State’s approach to water rights is two-faced and shortchanges Merced-area farmers | Opinion

Given the devastation we will soon bear under the state’s Bay Delta Water Quality Control Plan, our community and the Merced Irrigation District have had plenty of disagreements with our state’s resource management leaders over the past decade.

But in recent weeks, at MID we have been heartened to see several of California’s most influential leaders actually agree with us on the issues of “equity” and “disproportionate impacts.” And we agree with how those values are being applied to some of the most important water management decisions our state, and indeed our nation, has seen in decades.

Wade Crowfoot is the secretary of natural resources in California, which is the agency that oversees the State Water Resources Control Board. Crowfoot was recently quoted in the Los Angeles Times as saying actions compromising water rights would be “a bridge too far in the near-term.” Adel Hagekhalil, general manager of Metropolitan Water District, was also recently quoted as saying a water management proposal should be implemented in a way that “does not devastate our $1.6 trillion economy, an economic engine for the entire United States.” Metropolitan Water District consists of 26 member agencies and serves 19 million people in Southern California.

MID and our community could not have said it better. That’s because they are among the exact same comments we have been making for the past decade. There’s just one small catch: these comments were made about a multi-state proposal to change the apportionment and management of Colorado River water, which tremendously benefits our neighbors in Southern California.

The Colorado River supplies water to more than 40 million people, as well as hundreds of thousands of acres of farmland as it traverses through seven states before reaching the U.S.–Mexico border. But the river has been pushed to its breaking point by chronic overuse, drought and other factors. Just weeks ago, the states of Arizona, Colorado, Nevada, New Mexico, Utah and Wyoming offered the Biden administration a plan to reapportion and reduce the use of water from the Colorado River.

California officials submitted a much different counterproposal that seemingly forces more cuts on the other states, and less cuts on Southern California.

“The six-state proposal directly and disproportionately impacts California,” said Crowfoot. J.B. Hamby, chair of California’s Colorado River Board, said about the proposals: “We need to be able to reach consensus among the seven basin states to come up with voluntary approaches where each state is comfortable with the direction.” And in a joint statement, U.S. Sens. Diane Feinstein and Alex Padilla took issue with the six states’ proposal because it “fails to recognize California’s senior legal water rights.”

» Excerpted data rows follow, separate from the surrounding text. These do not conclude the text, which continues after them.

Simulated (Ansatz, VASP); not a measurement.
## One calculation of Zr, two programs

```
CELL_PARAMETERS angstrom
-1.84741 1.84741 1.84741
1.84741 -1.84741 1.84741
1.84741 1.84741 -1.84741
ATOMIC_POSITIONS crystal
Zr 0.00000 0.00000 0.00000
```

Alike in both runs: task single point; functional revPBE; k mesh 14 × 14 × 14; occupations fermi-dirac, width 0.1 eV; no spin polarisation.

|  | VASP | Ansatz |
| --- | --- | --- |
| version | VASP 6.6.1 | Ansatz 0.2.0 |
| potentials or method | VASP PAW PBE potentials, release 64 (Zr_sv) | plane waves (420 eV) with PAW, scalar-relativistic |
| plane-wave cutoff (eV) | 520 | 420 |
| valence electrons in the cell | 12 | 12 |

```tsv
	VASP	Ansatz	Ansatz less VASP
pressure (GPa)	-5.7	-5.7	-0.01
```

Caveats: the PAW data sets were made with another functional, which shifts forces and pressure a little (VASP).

Although MID agrees wholeheartedly with all these comments, they are admittedly difficult to read because what’s good for Southern California should be good for us, too. But it’s just not the case and never has been. Those of us who live and work in the San Joaquin Valley — one of the most agriculturally rich, ethnically diverse, and economically disadvantaged regions in the nation — often joke that we live in “The Other California.”

That’s because to many of us, it often feels like we are treated as second-class citizens by our politicians and the bureaucrats in Sacramento. When you see leading political voices stepping up to argue against a new Colorado River management plan for the benefit of Los Angeles — after years of us making the exact same arguments to save our own community in the San Joaquin Valley — is there any other way to feel? Is it any surprise that when it comes to the celebrity-haven, heavily populated Southern California, state leaders argue that historic water rights should be recognized and economies protected?

The fact is, we have been arguing these same principles and offering voluntary, collaborative-based alternative approaches for more than a decade as the State Water Resources Control Board has worked toward developing its Bay Delta Water Quality Control Plan. That plan is currently on the verge of being implemented and will devastate our already disadvantaged community as the state takes up to half the water supply from our locally built, locally funded and locally managed reservoir, Lake McClure.

We too have an economy to protect. We too hold some of the most senior water rights in the entire state. Similar to our neighbors in Southern California, we have taken great strides to do more with less water, and we continue to make investments in environmental stewardship.

Similar to the state’s counterproposal on the Colorado River and in the spirit of the sentiment that voluntary approaches are the most durable path to resolving California’s water issues, MID has offered a series of alternatives to help the state meet its goals in the Bay Delta. We have offered more water. We have offered more fish habitat, and predator suppression proposals. We have offered money, cooperation and immediate water management changes, all in the spirit of collaboration and avoiding years of protracted litigation. But so far this has fallen on deaf ears. Why?

The state can’t have it both ways. How can California be focused on “practical solutions that can be implemented now to protect volumes of water in storage without driving conflict and litigation” — as quoted by Hamby in relation to the Colorado River and Southern California — but completely ignore practical solutions that can be implemented immediately in the San Joaquin Valley? How can the same state officials fight the potential loss of a significant portion of Colorado River water supply, arguing senior water rights, equity and disproportionate impacts — while at the same time ignoring those same exact arguments in the San Joaquin Valley?

If the state is concerned about historic water rights and the economics of Southern California, if it is concerned about equity among water users and disproportionate impacts of forced water reductions in Southern California, it also ought to care about those issues in the San Joaquin Valley. We should not be treated as second-class citizens of “The Other California,” whose needs matter less than those of our neighbors to the south.

Mario Bandoni is president of the board of the Merced Irrigation District.